I would say that there's a group of American writers who tend to use more the techniques of postmodernism and experimentation, and then there's a group of traditional, sort of more realistic writers. Many of the writers I admire, and (unintelligible) whether I'm one of them, are interested in using postmodern techniques, postmodern aesthetic, but using that to discuss or represent very old, traditional human veritities that have to do with spirituality and emotion and community, ideas that the avant-garde would consider very old-fashioned. So that there's a kind of melding -- It's using postmodern formal techniques for very traditional ends.
If there is a group -- and some of whom I think are here this week with me -- If there is such a group, that's the group I want to belong to.
I think that description is right on the money as far as Infinite Jest goes. (Have I mentioned lately that I love that book?) Some of his other writing, I'm not so sure about. The book that continues to vex me is his short story collection "Brief Interviews with Hideous Men" -- I just don't know what to make of it. And they're making it into a movie, can you believe that? I think I need to read that book again. I read it at a point in my life when I was very melancholic, and I have often wondered if I saw it through a dark lens, so to speak.

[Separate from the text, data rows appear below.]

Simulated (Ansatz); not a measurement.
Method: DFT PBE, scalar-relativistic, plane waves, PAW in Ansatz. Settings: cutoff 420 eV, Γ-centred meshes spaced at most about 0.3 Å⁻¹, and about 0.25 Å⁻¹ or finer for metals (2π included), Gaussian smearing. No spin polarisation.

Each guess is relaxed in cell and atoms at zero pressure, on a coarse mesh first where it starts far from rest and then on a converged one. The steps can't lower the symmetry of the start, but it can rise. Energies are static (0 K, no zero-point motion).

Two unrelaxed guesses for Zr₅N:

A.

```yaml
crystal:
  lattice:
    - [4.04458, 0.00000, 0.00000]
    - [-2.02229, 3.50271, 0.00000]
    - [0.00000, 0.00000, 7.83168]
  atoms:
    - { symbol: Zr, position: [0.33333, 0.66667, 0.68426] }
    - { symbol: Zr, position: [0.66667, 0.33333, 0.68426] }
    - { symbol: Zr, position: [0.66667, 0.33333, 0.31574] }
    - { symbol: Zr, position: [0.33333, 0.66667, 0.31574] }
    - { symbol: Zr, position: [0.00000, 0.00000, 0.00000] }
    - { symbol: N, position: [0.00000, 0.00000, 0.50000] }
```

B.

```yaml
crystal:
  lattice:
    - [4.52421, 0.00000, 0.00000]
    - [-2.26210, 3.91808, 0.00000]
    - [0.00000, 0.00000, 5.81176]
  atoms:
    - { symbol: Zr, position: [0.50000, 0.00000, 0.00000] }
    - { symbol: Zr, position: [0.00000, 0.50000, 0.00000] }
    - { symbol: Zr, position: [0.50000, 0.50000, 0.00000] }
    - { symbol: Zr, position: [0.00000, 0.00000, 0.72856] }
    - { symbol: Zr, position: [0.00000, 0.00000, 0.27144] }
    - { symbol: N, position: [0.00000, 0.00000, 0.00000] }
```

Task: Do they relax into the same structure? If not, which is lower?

On another issue, in light of the recent New Yorker article on the Ransom Center's literary archive, how does a library preserve video like this? The reason I transcribed the quote is because the video could go away for any number of reasons (not least of which would be complaints from conference organizers or DFW himself). I think it's valuable from a literary-historical point of view to hear what writers have to say about their own writing, and the fledgling librarian in my instinctively says such video should be preserved for research purposes. I wonder if the Ransom center has multimedia archivists? Hmmm ...
On a related note, the spouse is always hassling me to archive this blog is some way, but I'm lazy, and I have confidence that the Google servers will keep chugging along. From an archival point of view, I should print it out though, on acid-free paper and store it in a fire-proof box somewhere. (The difficulties inherent in digital archives are a post for another day; I'll put it on my list of future posts.)